I pulled the vintage typewriter stand out from under its load of boxes and took it out onto the deck today to get a good look at it. And I love everything about it. It might not look like much at first glance, but you will have to trust me when I tell you that it is entrancing.
The wood top has what one might call character.The top is scratched, stained, and gouged. Its got pieces of tape that are almost part of the wood now they’ve been on so long. But I already know what this is going to look like after I give it a couple of good applications of Old English Scratch Cover and so I think I’ll just do that. Sami has offered to sand the top down and shellac it and I know he’ll do a good job and it will be beautiful and like new but I think I prefer to keep the evidence of a former life and leave the marks alone.

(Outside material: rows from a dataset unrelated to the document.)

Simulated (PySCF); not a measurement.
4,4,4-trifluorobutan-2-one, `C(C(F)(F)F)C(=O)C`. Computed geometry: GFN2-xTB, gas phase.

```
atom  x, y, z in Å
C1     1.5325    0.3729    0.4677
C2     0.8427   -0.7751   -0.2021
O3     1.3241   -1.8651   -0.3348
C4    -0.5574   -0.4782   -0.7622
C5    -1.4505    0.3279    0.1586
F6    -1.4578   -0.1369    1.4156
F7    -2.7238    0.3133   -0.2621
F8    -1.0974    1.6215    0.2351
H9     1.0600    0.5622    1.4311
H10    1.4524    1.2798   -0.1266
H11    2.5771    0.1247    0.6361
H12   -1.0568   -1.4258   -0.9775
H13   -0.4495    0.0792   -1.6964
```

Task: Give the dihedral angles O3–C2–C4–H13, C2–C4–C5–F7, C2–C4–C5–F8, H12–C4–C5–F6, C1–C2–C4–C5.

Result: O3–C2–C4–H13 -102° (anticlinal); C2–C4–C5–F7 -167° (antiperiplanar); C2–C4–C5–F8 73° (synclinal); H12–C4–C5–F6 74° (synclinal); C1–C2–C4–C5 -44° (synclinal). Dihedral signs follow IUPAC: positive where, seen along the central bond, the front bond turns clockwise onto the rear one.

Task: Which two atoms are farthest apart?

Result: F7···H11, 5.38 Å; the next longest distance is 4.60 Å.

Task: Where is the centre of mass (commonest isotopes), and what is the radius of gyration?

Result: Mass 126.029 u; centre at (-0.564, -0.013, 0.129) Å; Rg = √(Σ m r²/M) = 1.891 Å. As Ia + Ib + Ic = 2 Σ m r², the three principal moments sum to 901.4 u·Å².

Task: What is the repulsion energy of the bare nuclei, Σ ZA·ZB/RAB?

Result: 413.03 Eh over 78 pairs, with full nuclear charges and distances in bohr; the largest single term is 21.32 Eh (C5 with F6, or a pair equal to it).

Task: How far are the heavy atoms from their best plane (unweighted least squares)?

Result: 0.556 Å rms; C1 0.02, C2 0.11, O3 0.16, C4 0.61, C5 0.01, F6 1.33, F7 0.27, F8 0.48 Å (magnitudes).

Dudes, it’s a genuine Hi-Lo Typewriter Stand by METALSTAND. The hipsters love these things and there are dozens for sale at any given moment on eBay and etsy , in vintage furniture shops and on craigslist. Most people (young know-nothings) describe this as being made in Philadelphia but the blurry print below the “Hi” that you can’t quite make out here says
so I think that means the patent was registered at the U.S. Patent and Trade mark office in Philadelphia. I don’t know how old this is – all google searches produce links to these for sale not to anything about the item itself, but I think that the fact that this went into production before the foot pedal mechanism to adjust the height was patented is a clue that it was made before America became law suit happy. When was that? A bigger clue though is the excruciatingly correct punctuation. When was the last time it was considered proper to put a period after a state abbreviation? Before zip codes were introduced, I think. And the exquisite PHILA., – a period after the abbreviation plus a comma. So exact. This table was made back when there were rules and everybody stuck to them.
It’s got full length brass piano hinges joining the top pieces and a charming 1 2 identifying the top? or the size of the flap?. That sentence was a fine example of how sloppy punctuation can be in modern America and no one would bat an eye let alone criticize or refer to a “rule”.
The spacing and alignment of the stamping on each side is different so I think these marks must have been made by banging on two separate number-shaped chisel things. I love the idea that somebody’s job was stamping numbers onto table top parts.
And so now that I am face-to-face with the beautiful reality of it, I am abandoning my turquoise spray paint and woodgrain contact paper plan of last week. The largest majority of vintage typewriter stands on the internet are offered for sale as found (yard salers/garbage pickers), the next largest amount are refinished pieces in the $300-$500 range (hipster furniture refinishers) but there is also a disturbing amount of “upscaled” ones that the chalk paint and decoupage crowd over at Pinterest has gotten their paws on.
Confession: I do kind of like the addition of a tray to the bottom of that gold and wallpaper one. I might do the same to hold the watering can and fish emulsion drops that my outdoor plants are going to need to make it inside for the length of a New Jersey winter.
UPDATE: I turned my back for a short spin through Goodwill and Dollar Tree and a helpful husband pulled out his sander and “helped” me with the tabletop.